STATEMENT OF HON. THOMAS E. PETRI, A REPRESENTATIVE IN CONGRESS FROM THE STATE OF WISCONSIN

Mr. PETRI. Thank you, Mr. Chairman. I would like to thank you very much for the opportunity to testify here today.

As you know, for the past three Congresses I have coauthored legislation with Mr. Goodling directing the Census Bureau to exclude illegal aliens from the census figures for apportionment purposes. This legislation would provide fair and equal representation for the legal residents of this country. Now that the other body has passed similar legislation, it is high time for the House to consider this issue.
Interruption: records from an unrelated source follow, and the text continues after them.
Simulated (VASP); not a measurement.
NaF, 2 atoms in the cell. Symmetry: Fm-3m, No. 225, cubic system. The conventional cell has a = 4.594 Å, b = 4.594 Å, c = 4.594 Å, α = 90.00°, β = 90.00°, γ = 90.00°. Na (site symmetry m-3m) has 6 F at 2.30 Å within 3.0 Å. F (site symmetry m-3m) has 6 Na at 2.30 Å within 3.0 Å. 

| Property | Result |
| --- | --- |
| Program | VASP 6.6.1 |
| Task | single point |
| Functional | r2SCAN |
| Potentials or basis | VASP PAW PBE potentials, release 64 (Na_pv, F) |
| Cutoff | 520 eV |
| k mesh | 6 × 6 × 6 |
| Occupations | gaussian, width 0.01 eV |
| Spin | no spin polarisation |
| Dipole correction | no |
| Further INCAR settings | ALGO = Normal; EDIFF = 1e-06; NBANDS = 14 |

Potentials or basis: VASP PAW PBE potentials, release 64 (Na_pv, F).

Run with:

As Mr. Goodling has said, in the 1980 census an estimated 2.06 million illegal aliens were counted. The House is limited to 435 seats. In 1980, the counting of illegals caused California to gain one seat and New York to keep one seat that it would otherwise have lost. The Congressional Research Service has estimated the growth of the illegal alien population in the United States since 1980 and has concluded that the 1990 census and reapportionment will once again cause shifting of districts. As a result, some States will gain at the expense of others. I believe that the basic right of equal representation is violated when voters in States with large numbers of illegal aliens have a greater voice than voters in other States in choosing representatives in Congress.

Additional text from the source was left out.